However, searching for a record using any search condition involves a linear search through the file block by
block—an expensive procedure. If only one record satisfies the search
condition, then, on the average, a program will read into memory and search
half the file blocks before it finds the record. For a file of b blocks, this requires searching (b/2) blocks, on average. If no records
or several records satisfy the search condition, the program must read and
search all b blocks in the file.
To delete a record, a program must first find its block, copy the block
into a buffer, delete the record from the buffer, and finally rewrite the block back to the disk.
This leaves unused space in the disk block. Deleting a large number of records
in this way results in wasted storage space. Another technique used for record
deletion is to have an extra byte or bit, called a deletion marker, stored with each record. A record is deleted by
setting the deletion marker to a certain value. A different value for the
marker indicates a valid (not deleted) record. Search programs consider only
valid records in a block when conducting their search. Both of these deletion
techniques require periodic reorganization
of the file to reclaim the unused space of deleted records. During
reorganization, the file blocks are accessed consecutively, and records are
packed by removing deleted records. After such a reorganization, the blocks are
filled to capacity once more. Another possibility is to use the space of
deleted records when inserting new records, although this requires extra
bookkeeping to keep track of empty locations.
We can use either spanned or unspanned organization for an unordered
file, and it may be used with either fixed-length or variable-length records.

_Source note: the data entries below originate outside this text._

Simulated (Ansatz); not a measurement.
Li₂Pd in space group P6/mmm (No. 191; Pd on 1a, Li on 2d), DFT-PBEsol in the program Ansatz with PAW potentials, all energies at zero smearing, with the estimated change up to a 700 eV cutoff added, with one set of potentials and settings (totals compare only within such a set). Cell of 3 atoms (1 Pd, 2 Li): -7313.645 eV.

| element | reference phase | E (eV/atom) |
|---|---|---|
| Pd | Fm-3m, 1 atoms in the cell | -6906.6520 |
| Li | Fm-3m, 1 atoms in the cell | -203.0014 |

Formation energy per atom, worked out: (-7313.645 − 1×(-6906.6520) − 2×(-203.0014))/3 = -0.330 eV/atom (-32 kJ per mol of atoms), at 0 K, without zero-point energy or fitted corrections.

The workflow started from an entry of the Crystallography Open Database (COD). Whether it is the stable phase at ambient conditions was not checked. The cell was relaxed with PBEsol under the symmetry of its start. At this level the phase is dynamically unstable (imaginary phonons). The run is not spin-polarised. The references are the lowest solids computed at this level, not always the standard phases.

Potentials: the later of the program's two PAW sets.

Modifying a variable-length record may require deleting the old record and
inserting a modified record because the modified record may not fit in its old
space on disk.
To read all records in order of the values of some field, we create a
sorted copy of the file. Sorting is an expensive operation for a large disk
file, and special techniques for external
sorting are used (see Chapter 19).
For a file of unordered fixed-length
records using unspanned blocks
and contiguous allocation, it is straightforward to access any record by its position in the file. If the file records are numbered 0, 1, 2, ..., r − 1 and the records in each block
are numbered 0, 1, ..., bfr − 1, where bfr is the blocking
factor, then the ith record of the
file is located in block (i/bfr) and
is the (i mod bfr)th record in that block. Such a file is often called a relative or direct file because records can easily be accessed directly by
their relative positions. Accessing a record by its position does not help
locate a record based on a search condition; however, it facilitates the
construction of access paths on the file, such as the indexes discussed in
Chapter 18.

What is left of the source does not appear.